It is said that there is an application for everything on the Apple iPhone. So what about an app to make you a holier Jew?
Well, now there is.
From America comes the mitzvah app - which is set to take the community by storm. The Orthodox world, which has traditionally been suspicious of digital technology, is embracing this development, although there is a minority that feels that the new app will herald a Big Brother culture in Judaism.
When the system is fully up and running, strategically placed sensors will enable the mitzvah app automatically to recognise when you have entered a synagogue, a Jewish community centre, nursing home or Jewish communal building, and will award points accordingly.
For example, attending weekday shacharit or minchah at your local synagogue will score top points. Other high scores can be gained by attending institutions of Jewish learning and even Jewish cemeteries.
The app, which is set to get the full backing of both the United Synagogue and the Federation of Synagogues, will, say its designers, encourage congregants to live as devout a life as possible, with points redeemable against synagogue membership or burial society fees - a kind of burial miles system.
The app, which will be free to all synagogue members - and may eventually become compulsory - will also deduct points if sensors detect your presence at White Hart Lane, the Emirates Stadium, Brent Cross shopping centre or Manchester's Trafford Centre, on Shabbat. Anyone getting too close to the entrance of a McDonald's or Burger King restaurant should be careful too, as points will also be deducted here.
Controversially, the app will disable your iPhone if it is used on Shabbat - the only exception being 999 calls.

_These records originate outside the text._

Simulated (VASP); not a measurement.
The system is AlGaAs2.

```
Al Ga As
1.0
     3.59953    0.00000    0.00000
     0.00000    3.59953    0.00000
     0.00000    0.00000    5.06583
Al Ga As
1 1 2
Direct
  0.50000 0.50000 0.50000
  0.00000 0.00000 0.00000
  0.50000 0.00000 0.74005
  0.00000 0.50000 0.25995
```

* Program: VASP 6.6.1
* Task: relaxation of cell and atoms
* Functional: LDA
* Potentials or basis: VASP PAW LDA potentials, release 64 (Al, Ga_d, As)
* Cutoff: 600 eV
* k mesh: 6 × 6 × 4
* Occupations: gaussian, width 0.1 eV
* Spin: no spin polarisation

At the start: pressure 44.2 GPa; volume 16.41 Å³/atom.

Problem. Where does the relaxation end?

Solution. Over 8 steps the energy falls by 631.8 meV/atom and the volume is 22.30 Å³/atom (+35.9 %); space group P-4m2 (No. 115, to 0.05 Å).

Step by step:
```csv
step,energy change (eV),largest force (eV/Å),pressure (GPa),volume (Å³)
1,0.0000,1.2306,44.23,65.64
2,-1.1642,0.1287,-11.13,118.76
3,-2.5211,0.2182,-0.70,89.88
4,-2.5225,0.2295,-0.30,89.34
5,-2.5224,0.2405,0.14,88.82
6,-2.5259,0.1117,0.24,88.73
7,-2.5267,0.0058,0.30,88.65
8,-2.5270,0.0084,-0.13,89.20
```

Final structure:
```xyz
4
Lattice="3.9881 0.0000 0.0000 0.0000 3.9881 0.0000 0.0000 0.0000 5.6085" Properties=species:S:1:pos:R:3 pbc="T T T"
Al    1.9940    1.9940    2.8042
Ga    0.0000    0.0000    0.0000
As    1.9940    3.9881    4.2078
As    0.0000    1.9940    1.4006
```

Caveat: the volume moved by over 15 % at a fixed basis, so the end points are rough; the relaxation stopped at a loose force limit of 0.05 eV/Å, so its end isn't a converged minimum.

Civil liberties groups are worried that the app will constitute an invasion of privacy - a spy in the pocket of every Jew. Others have dismissed it as "Judaism by numbers".
However, Esther Tapuach of themitzvahapp.com, based in New Jersey, dismisses the concerns.
"If you are living a righteous life, you needn't be worried," he said. "In the shtetl your friends and neighbours would keep an eye on you to ensure you were living a kosher life. From now on your iPhone will be doing the same job."